Regarding the world of orchid enthusiasts, Susan
Orlean writes: "This has always been a puzzlement to me, how to have a
community but remain individual - how you could manage to be separate but
joined, and somehow, amazingly, not lose sight of either your separateness
or your togetherness.
If you set out alone and sovereign, unconnected to a
family, a religion, a nationality, a tradition, a class, then pretty soon
you are too lonely, too self-invented and unique, and too much aware that
there is no one else like you in the world. If you submerge yourself
completely in something - your town or your profession or your hobby -
then pretty soon you have to struggle up to the surface because you need
to be sure that even though you are part of something big, some community,
you still exist as a single unit with a single mind." Well put.
How do we strike the balance between meeting our
individual needs and supporting and sustaining a community? The writer
here makes an excellent case for needing both individual and communal
identity. The dynamic of that balance is often lost on us, as we pendulum
from one extreme to the other. Is there a happy medium to be had?

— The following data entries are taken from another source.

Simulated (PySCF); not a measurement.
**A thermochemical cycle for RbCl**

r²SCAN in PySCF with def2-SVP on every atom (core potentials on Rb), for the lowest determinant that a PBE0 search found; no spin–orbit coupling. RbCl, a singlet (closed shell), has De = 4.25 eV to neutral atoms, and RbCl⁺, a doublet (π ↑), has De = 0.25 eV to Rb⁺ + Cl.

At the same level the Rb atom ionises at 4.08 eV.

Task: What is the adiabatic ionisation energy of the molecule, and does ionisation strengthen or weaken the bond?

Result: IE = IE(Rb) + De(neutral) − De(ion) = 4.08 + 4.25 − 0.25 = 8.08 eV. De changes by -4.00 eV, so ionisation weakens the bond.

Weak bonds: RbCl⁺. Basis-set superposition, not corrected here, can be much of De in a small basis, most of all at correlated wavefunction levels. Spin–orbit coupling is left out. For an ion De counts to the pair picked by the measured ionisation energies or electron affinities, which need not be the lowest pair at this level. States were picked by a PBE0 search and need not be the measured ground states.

This is a particularly appropriate struggle to
commence at this time of year on both of our calendars. You're already
making choices for how to spend your time. You'll need selections that
feed your mind, feed your stomach and feed your soul. These choices will
define your sense of connection and your sense of identity in the year to
The months of Elul and Tishrei are particularly
appropriate for self assessment and Jewish tradition is cognizant of this
struggle. In Pirkei Avot (Ethics of the Fathers) we find the oft quoted
statement of Hillel the Sage, im eyn ani li, mi li (if I am not for
myself, who will be for me), u'khsheani l'atzmi, mah ani (and if I am only
for myself, what am I). The need for a sense of self and the need for
community are two sides of the same coin. Together fulfilled, they offer a
sense of wholeness and completion.
A floral designer looks for aesthetic balance when
arranging flowers. A life which balances our need for independence with
our need for community is far more beautiful and lasting. And as Hillel
would suggest, im lo akhshav, eymatai (if not now, when)?